Kahuku more than validated its No. 3 ranking in the latest Star-Advertiser girls volleyball top 10 poll on Thursday night.
If anything, the Red Raiders showed they, not Punahou, are the team with the best shot at knocking off unanimous No. 1 Kamehameha come state tournament time.
While the Warriors have ripped through the ILH, the Red Raiders hadn’t been tested in league play until Thursday night’s OIA Red East showdown against No. 6 Moanalua, which like Kahuku, was 9-0 in conference play.
It took less than an hour for Kahuku, on Moanalua’s senior night no less, to blast Na Menehune, winning 25-15, 25-16.
I’ll admit that I have yet to see Kamehameha play this season. But if there’s a player out there better than Kahuku senior Adora Anae, I’ll be extremely impressed.

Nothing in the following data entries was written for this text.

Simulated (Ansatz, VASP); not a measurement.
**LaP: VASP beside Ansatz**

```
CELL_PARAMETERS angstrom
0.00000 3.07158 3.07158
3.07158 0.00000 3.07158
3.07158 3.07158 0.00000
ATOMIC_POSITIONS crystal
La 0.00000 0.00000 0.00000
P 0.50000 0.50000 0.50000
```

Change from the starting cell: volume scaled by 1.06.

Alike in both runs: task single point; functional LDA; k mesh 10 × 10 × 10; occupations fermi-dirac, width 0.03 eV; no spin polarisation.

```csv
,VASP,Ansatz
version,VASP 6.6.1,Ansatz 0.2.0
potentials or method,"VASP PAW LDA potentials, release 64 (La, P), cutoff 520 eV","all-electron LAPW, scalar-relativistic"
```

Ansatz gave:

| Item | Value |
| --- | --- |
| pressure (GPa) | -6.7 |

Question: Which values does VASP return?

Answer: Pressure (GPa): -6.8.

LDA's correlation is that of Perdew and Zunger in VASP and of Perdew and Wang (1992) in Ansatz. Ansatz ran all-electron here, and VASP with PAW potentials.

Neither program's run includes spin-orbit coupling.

The 6-foot-1 Anae had a match-high 10 kills for a Kahuku team that hit .409 overall. Moanalua struggled on nearly every attack it made, finishing with 13 kills and 13 errors to hit .000.
Earlier this season, I watched Anae put down five kills in five swings in a match before getting subbed out midway through the first set, never to return.
Against Moanalua, Anae put in a little more time than normal, but was still on the bench, cheering on her teammates when the final kill was put down. The Utah commit, who I am told is still being heavily recruited by UH, took 21 swings in the match and was credited with one error on a ball that barely missed the line.
As skilled as Anae is, the thing that makes this Kahuku team so special is that it isn’t all about one player. The Red Raiders are deep, with multiple players capable of holding their own on the outside. Senior Sinamoni Tonga had six kills and 15 digs and middle Mariah Berard-Kamakeeaina added five kills while hitting .556.
“It’s like pick your poison with (Anae and Tonga),” Moanalua coach Tommy Lake said after the match. “They are as good as any two in the state on the outside.”
Junior Rachel Blake started at setter and had 16 assists in the first set, looking perfectly capable of carrying the load.
Instead, she sat out the entire second set as freshman ShaRae Niu ran the offense, collecting 10 assists and three digs.
Seven different Red Raiders wound up with kills. Clearly, Kahuku is the class of the OIA.
Now the question is, can they knock off the ILH powerhouses? Kahuku has lost to Kamehameha in three of the last four state tournaments, losing twice in the semifinals and once in the quarterfinals. It will be a tough task again this year, but if the Red Raiders can find themselves on the other side of the bracket, then they might not have to worry about the Warriors until the championship game.
Kahuku is the last team other than Kamehameha and Punahou to win a Division I state championship in girls volleyball, winning the 2002 title under coach Mona Ah Hoy.